However, it is fair to say that the reasons that the Magistrate gave veer towards the error that I will identify in a moment in relation to the finding of guilt. But, for reasons I have given, I am prepared to accept that the Magistrate proceeded on the basis that I have outlined.
Had the Magistrate stopped there he would not have erred had he gone on to find Mr Kalmar guilty, having rejected the only defence offered. It was open to him to take that course.
But the Magistrate went further. In the last passage that I have quoted he treats Mr Kalmar’s failure to adduce supporting evidence as confirming the inference of guilt that could arise from the prosecution case.
In that respect the Magistrate erred. He drew an adverse inference from Mr Kalmar’s silence. He relied on his failure to adduce evidence, to support an inference of guilt. This is contrary to principle.
This is an issue that has been considered by the High Court several times in recent years.
In Dyers v The Queen [2002] HCA 45; (2002) 210 CLR 285 Gaudron and Hayne JJ said at [5]-[6]:
As a general rule a trial judge should not direct the jury in a criminal trial that the accused would be expected to give evidence personally or call others to give evidence. Exceptions to that general rule will be rare. They are referred to in Azzopardi. As a general rule, then, a trial judge should not direct the jury that they are entitled to infer that evidence which the accused could have given, or which others, called by the accused, could have given, would not assist the accused. If it is possible that the jury might think that evidence could have been, but was not, given or called by the accused, they should be instructed not to speculate about what might have been said in that evidence.

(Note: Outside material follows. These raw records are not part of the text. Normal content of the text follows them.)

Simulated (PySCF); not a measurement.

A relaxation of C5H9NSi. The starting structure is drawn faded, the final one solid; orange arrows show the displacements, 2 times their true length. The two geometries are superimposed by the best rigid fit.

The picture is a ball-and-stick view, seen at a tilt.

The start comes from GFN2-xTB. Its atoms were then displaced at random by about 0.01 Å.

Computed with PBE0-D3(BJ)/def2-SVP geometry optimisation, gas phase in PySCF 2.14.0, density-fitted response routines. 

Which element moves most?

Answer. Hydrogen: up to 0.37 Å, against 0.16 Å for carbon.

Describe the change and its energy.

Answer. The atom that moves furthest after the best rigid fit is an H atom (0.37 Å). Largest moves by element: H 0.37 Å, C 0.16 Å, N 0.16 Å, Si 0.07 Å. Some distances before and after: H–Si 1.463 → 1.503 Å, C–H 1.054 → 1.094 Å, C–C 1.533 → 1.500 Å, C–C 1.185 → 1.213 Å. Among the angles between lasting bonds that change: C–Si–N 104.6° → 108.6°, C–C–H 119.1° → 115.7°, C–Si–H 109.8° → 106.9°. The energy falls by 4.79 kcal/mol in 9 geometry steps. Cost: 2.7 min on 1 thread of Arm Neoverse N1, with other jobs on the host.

Further, as a general rule, a trial judge should not direct the jury in a criminal trial that the prosecution would be expected to have called persons to give evidence other than those it did call as witnesses. It follows that, as a general rule, the judge should not direct the jury that they are entitled to infer that the evidence of those who were not called would not have assisted the prosecution. A direction not to speculate about what the person might have said should be given. Again, exceptions to these general rules will be rare and will arise only in cases where it is shown that the prosecution's failure to call the person in question was in breach of the prosecution's duty to call all material witnesses. [Citation omitted]
Kirby J agreed at [52]. Callinan J at [120] cited a similar statement of principle made by Gaudron, Gummow, Kirby and Hayne JJ in the earlier case of RPS v The Queen [2000] HCA 3; (2000) 199 CLR 620. McHugh J dissented.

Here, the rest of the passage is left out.